What you’ll learn:
- Basic component capabilities that will likely be required for the upcoming 6G standard.
- Why memristors are a potential 6G-related component.
- Details of one group’s work on 6G-enabled memristor switching devices.
If you’re still recovering from the 5G hype and the realities around architecture, components, and more, don’t expect too much of a break. Why? Because technical leaders across academia, industry, and standards bodies are already hard at work defining the next generation of 6G standards that will further increase speeds and move up the frequency spectrum.
Although the details of 6G aren’t immediately set in stone, researchers are already defining and exploring early versions of some of the components that may be needed.

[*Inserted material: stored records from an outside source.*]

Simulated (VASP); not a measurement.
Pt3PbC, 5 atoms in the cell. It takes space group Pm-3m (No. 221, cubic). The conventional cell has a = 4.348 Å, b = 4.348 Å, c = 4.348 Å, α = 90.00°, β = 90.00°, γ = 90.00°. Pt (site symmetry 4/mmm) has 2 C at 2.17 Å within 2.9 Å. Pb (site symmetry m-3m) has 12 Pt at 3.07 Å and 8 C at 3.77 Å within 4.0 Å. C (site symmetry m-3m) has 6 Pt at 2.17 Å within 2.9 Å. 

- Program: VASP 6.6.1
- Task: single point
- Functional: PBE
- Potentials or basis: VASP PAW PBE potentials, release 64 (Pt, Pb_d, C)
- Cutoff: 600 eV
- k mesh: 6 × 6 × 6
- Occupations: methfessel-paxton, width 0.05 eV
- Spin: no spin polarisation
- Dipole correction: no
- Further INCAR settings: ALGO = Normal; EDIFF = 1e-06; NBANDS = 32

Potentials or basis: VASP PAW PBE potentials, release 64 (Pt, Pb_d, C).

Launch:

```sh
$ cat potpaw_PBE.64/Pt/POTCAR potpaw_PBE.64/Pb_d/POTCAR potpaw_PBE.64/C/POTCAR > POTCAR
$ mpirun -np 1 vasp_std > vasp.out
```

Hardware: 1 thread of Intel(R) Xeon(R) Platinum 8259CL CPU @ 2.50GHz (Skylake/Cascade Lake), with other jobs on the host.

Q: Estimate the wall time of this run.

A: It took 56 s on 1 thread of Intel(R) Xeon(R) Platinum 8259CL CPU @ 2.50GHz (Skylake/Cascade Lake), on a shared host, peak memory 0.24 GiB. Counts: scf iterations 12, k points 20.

Will memristors be a big hit?
The need for 6G leads us to memristors. Remember them? A few years ago they were touted as a new fourth passive device to join resistors, capacitors and inductors, and were supposed to be a solution to the limitations of memory components. (See references at the end of the article.).
What is a memristor? A memristor is a nonlinear two-terminal electrical component that associates the coupling of electric charge and magnetic flux, first described and named by Leon Chua in 1971. This completes the theoretical quartet of basic passive electrical components that also includes resistors, capacitors, and inductors. Memristors were supposed to be the “next big thing,” but like the tunnel diode, they didn’t take off. However, they may be successful in other specialized situations (again, like the tunnel diode) and in AI processors.
For now, the reality is that they don’t play a big role, but it may be too early to tell. Yogi Berra reportedly said, “It’s hard to predict, especially the future.” I looked at the classic “Gartner Hype Cycle” over the past few years, which divides technological progress into four stages (the innovation trigger, the peak of inflated expectations, the trough of disillusionment, and the slope of enlightenment), and I don’t see them listed in any of them.
Clearly, signal block on/off switches, handling signals at the system carrier frequency, are essential to any communications architecture. Currently, one of the fastest elements used for switching functions is silicon-on-insulator MOSFET devices, operating at tens of gigahertz. However, these are volatile and require a constant power supply to remain on, which poses a burden at the system level.
New memristor switch doubles the operating frequency of silicon devices
To address this problem, a multi-university research team has developed a memristor switch that can provide practical performance at twice the operating frequency of current silicon-based devices, covering a frequency range of up to 120 GHz, and without the need for an applied constant voltage.
The new switches use a non-volatile material called hBN (hexagonal boron nitride) that allows the on or off state to be activated by applying a voltage pulse instead of a constant control voltage (a solid-state analogue of a latching electromechanical relay), resulting in significant energy savings.
Previously, extremely fast switches have been experimentally developed by combining two-dimensional networks with hBN to form a surface. With this arrangement, the device could reach frequencies up to 480 GHz, but it could only be used for up to 30 cycles, making it unlikely to be of practical use.
The new device uses the same materials but arranged in layers (12 to 18 layers total) that operate at 260GHz and have high enough stability to be implemented in electronic devices. (Figure 1).